Navarre – or Navarra as the Spanish call it – is a region way up in the north east of Spain, on the border with the French region of Aquitaine. Best known outside the country for its capital city – Pamplona, where they hold the 'running of the bulls' during the San Fermin fiestas in July – the area prides itself on its diversity. Although the Pyrenees in the north are inhospitable, the flatter plains of the River Ebro in the south allow for the cultivation of a range of local produce including, wheat, vegetables, vines, and olives, while the cultural influences of France and the Basque Country have led to a varied gastronomy.
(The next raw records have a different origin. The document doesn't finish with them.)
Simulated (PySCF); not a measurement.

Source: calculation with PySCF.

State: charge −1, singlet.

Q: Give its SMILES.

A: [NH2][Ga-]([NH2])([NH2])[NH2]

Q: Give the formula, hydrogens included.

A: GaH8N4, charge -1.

If you don't want to travel all the way to Spain to discover for yourself how tasty Navarre cuisine can be, for the next few days you have the chance to do just that in London, where Navarra Pinchos Week is in full swing. The culinary maestros of the Pamplona establishment Bar Fitero have devised a tempting menu of eight savoury pinchos and three desserts which is being served at Tendido Cuatro, Tapas and Grill, 108-110 New Kings Road (Parsons Green underground).
The savoury delights range from chard stuffed with ham and cheese with onion rings to a foam of Navarran cheeses with prawns coated in dried fruits to sole in bechamel with fresh garlic and prawns. The ingredients of the other dishes include anchovies, sweet red piquillo peppers, asparragus, Iberian pork, foie gras... And afterwards, in addition to Navarran cheese, there's pacharan sorbet (sloe and aniseed liqueur) and cuajada, a typical curd dessert. Available until 11th November, the complete menu is served along with a half bottle of fine Navarre wine and costs just ￡35 a head.
Of course, sampling Navarre cuisine in the UK is just a fraction of the story, and there's far more to the region than food. The natural diversity of the geological landscape coupled with its environmental wealth make it a marvellous destination for sports enthusiasts and nature lovers. There are all kinds of active tourism options available, including the usual trekking, horse riding, cycling and golf, as well as more advenurous options such as caving, rafting and hang-gliding.
Nearly half of the region has some kind of nature classification, and the range of wildlife habitats includes dense oak forests, lakes, mountains and gorges. Well over 300 species of birds visit the area, which is an ecological crossroads and migratory paradise, so it's a marvellous place for birdwatching, too.